There is lots to be said about all of these questions, and lots is being said. But whatever the contours of the discussion, to me a call to clarity seems to animate a lot of each side of the discussion. I would go so far as to say that the call to clarity seems – almost – to be common ground, as it is in many areas of modern life.
Any island of common ground seems welcome in the current discussion. But there are ancient tales about sirens on rocks, and any navigator knows to take the most care near shore. If the island we alight upon is named Clarity we should perhaps be cautious about erecting and over-engineering foundations there, because in time we might find that the of hard-edges of clarity prove too brittle for the unknowable future they will have to deal with.
Clarity is a dimension in Parliamentary Counsel Office’s legislation drafting guidelines. And clarity, is, after all, an aspect of the rule of law. But we all know that there are thresholds beyond which clarity can’t be had. Living with full clarity is either to be deceived, or not to live at all.

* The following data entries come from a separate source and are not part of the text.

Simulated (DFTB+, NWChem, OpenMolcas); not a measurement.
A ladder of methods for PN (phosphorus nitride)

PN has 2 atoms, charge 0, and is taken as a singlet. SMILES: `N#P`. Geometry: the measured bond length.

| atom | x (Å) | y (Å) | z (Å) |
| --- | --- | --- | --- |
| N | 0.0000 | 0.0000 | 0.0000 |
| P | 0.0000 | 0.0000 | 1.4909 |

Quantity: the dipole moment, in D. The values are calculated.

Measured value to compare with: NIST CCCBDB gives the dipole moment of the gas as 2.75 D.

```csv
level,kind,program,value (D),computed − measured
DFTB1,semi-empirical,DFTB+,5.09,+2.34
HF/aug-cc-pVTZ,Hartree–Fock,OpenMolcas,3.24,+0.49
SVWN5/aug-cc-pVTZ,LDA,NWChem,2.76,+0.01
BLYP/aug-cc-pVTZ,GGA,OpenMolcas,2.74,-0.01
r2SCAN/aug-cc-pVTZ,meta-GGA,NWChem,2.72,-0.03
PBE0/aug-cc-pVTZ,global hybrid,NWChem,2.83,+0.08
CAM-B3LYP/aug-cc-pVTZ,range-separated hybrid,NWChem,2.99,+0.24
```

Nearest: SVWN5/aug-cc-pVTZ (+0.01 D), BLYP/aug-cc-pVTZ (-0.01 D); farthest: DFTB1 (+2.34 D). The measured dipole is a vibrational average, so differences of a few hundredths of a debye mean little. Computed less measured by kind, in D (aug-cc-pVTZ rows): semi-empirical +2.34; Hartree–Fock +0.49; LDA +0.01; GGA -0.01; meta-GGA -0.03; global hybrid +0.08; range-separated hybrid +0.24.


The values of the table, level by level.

The law seems rarely to judge a desirable limit for clarity, or even perceive that there may be one.[24] If asked about desirable levels of clarity, the lawyer’s answer always seems to be “more”, right up to getting a written constitution. But the answer cannot always be “more”. To give four examples I know of recently:
An EQC process intended to deliver fair, timely, and enduring settlements to claimants. A detailed and mechanical elaboration on these three principles is still seeing thousands of claimants essentially and involuntarily gambling with their futures over many years, and a decade after the relevant natural disaster. Even those who “did materially well” had to go to dark places to get there, including due to uncertainty. (!) But they can’t talk about the details, having been made to sign non-disclosure agreements, and other opportunities for feedback are next to nil.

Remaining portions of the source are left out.